Ghana’s Parliament has today March 26th, 2025, approved the repeal of the Electronic Transfer Levy (E-Levy), awaiting presidential assent to take effect. The move fulfills a key campaign promise by President John Dramani Mahama to abolish the levy within his first 120 days in office.
The Electronic Transfer Levy (Repeal) Bill, 2025 was presented by Finance Minister Dr. Cassiel Ato Baah Forson and referred to the Finance Committee for consideration, after indication in the 2025 budget government was going to scrap the controversial levy.
After extensive deliberations with officials from the Ministry of Finance, the Attorney-General’s Department, and the Ghana Revenue Authority, the Committee recommended the bill’s passage.
The E-Levy, introduced in 2022, imposed a 1% charge on electronic transactions to broaden Ghana’s tax base. However, it faced widespread public resistance due to its impact on disposable incomes. The Finance Minister told the Committee that the government is implementing broader tax reforms aimed at improving household incomes.

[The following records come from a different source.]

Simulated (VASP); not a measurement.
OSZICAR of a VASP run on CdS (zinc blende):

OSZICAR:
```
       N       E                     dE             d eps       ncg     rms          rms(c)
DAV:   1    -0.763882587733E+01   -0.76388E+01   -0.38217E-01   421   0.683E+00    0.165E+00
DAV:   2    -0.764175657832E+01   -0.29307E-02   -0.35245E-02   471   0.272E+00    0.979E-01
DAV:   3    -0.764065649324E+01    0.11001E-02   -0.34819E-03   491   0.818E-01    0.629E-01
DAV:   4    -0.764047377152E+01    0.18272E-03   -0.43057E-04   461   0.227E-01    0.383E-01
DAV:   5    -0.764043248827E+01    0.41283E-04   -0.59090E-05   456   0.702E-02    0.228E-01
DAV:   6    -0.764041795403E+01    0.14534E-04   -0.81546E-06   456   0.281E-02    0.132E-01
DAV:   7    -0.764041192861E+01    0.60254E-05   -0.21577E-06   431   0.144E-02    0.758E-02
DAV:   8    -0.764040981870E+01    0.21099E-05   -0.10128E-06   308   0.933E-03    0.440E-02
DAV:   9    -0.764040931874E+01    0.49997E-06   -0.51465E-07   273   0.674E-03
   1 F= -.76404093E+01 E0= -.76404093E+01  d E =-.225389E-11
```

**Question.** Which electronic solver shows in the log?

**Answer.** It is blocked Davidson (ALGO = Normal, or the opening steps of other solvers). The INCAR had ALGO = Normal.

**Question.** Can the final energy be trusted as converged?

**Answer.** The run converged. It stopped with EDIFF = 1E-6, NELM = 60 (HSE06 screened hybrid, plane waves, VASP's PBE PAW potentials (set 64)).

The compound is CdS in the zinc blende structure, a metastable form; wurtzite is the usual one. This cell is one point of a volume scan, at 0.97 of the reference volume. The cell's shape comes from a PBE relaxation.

The Finance Committee in approving the bill observed that the levy discouraged the transition to a cash-lite economy by penalizing electronic transactions while cash payments remained untaxed. The Minister noted that repealing the levy would encourage digital transactions, potentially reducing inflation and enhancing economic activity.
However, the repeal is expected to result in an estimated GHC 1.946 billion revenue loss for the 2025 fiscal year. The Finance Minister assured the Committee that alternative revenue measures have been put in place to offset the shortfall, proposing a repurposing of the tax refund account.
The bill, now passed by Parliament, awaits President Mahama’s assent to be enacted into law.